Harvard Researchers Harness Lasers for Communication Purposes

A team of researchers at Harvard have made new discoveries over the past few years regarding lasers and their ability to work as radio frequency signals.

May 13, 2019 Sam Harton Leave a Comment

Researchers from the Harvard John A. Paulson School of Engineering and Applied Sciences published a paper in the Proceedings of the National Academy of Sciences outlining their demonstration of their laser that can emit microwaves wirelessly, modulate them, and receive external radio frequency signals.

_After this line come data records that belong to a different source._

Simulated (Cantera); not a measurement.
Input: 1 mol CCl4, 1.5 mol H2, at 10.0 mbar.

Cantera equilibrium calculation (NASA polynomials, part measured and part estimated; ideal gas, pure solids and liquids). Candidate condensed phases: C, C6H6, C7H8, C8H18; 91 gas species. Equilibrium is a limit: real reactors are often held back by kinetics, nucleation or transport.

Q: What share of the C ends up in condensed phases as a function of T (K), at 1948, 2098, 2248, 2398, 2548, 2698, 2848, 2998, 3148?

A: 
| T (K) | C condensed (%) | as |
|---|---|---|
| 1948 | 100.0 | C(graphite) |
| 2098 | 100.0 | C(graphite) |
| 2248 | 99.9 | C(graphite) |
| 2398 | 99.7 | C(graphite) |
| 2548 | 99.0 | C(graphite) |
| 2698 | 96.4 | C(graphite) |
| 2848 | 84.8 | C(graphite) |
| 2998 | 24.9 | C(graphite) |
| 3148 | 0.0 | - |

“The research opens the door to new types of hybrid electronic-photonic devices and is the first step toward ultra-high-speed Wi-Fi,” said Federico Capasso, the senior author of the study and Robert L. Wallace Professor of Applied Physics and Vinton Hayes Senior Research Fellow in Electrical Engineering at SEAS.

The laser was made possible thanks to research done in 2017 at the Capasso Lab, in which researchers discovered that they could generate terahertz frequencies— the submillimeter wavelengths of the electromagnetic spectrum that move data much faster than today’s wireless—using an infrared frequency comb in a quantum cascade laser. In 2018, they found quantum cascade laser frequency combs were able to act as integrated transmitters or receivers to efficiently encode information and that inside the laser, the different frequencies of light beat together to generate microwave frequencies — which are within the communications spectrum.

With this year’s discovery, the researchers have been able to extract and transmit wireless signals from laser frequency combs so that they can put in and take out useful, communications-based information from the microwave radiation.

From all this new information, the team created a device that uses a dipole antenna to transmit microwave signals and modulated the frequency comb to encode information on the microwave radiation created by the beating light of the comb. Microwaves containing the encoded information are radiated out from the device, thanks to the antenna, then a horn antenna receives a radio signal, which is filtered and sent to a computer.

“This all-in-one, integrated device, holds great promise for wireless communication,” said Marco Piccardo, a postdoctoral fellow at SEAS and first author of the paper. “While the dream of terahertz wireless communication is still a ways away, this research provides a clear roadmap showing how to get there.”